Confirmation Circus Confounding Conservatives

The Alito confirmation process continues to occupy a good bit of my interest. Senate Judiciary Committee members, who used their time not to ask pertinent questions of the nominee and listen carefully to his answers, but to speechify, turned the questioning of Judge Alito into a circus. The behavior of the Committee was, to say the least, disappointing. I was angered by the demeanor of the Democrat members of the Committee, who stooped to character assassination in their desperation to derail this nomination, and while I understand that Republicans felt obligated to use their time to counter the smears of the Democrat members, we heard little of real substance.

When it comes to Justices on the Court, both the radical Left and the radical Right want activist Justices who will rule according to their particular ideology. So much of the rhetoric focused Judge Alito’s imagined judicial philosophy. And some members of the Committee speculated on how he would rule on various issues, basing their decision whether to confirm the nomination on their own political preferences and whether they think Judge Alito agrees with them. You might think after watching this spectacle that the confirmation process is really just about which ideology Judge Alito embraces, and which side will win the ideological war. It should not be that.

In ideological arguments such as these there is no absolute, no right or wrong, only ideological bias. But when it comes to judicial philosophy there is an absolute. There is a position that is the appropriate position. The proper judicial philosophy eschews the political philosophy of both liberals and conservatives and instead focuses on the text and the meaning of the U.S. Constitution.

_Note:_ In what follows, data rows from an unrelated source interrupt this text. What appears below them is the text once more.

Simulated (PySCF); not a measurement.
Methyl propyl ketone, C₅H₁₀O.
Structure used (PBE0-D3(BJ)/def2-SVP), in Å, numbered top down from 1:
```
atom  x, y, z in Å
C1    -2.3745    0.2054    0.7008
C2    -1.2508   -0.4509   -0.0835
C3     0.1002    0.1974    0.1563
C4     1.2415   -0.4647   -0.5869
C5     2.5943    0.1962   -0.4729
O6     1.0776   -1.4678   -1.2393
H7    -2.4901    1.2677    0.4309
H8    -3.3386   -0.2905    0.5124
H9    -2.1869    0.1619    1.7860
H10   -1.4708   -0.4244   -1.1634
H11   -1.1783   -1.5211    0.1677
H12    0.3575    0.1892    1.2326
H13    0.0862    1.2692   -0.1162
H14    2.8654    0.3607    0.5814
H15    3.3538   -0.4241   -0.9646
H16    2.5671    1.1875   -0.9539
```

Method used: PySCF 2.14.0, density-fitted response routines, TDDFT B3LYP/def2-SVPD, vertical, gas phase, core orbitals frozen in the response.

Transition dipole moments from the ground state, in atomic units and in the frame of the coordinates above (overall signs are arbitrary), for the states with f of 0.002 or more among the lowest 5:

In determining whether a nominee is thus qualified to sit on the Supreme Court it is not a valid question to ask whether a nominee will vote to overturn Roe v. Wade, for example, or to ask whether a nominee will vote to grant citizenship rights to illegal immigrants, or other such ideologically oriented specifics. The only valid question for a nominee is whether or not he or she is a judicial originalist: someone who will rule according to the Constitution and appropriately decided legal precedents. How could any patriotic American want anything other than someone who is ideologically neutral?

The liberals in the Senate and on the Judiciary Committee do not want an ideologically neutral Justice. For the most part, conservatives do want ideologically neutral Justices, because that is what conservatism means: adhering to the intent of the Constitution.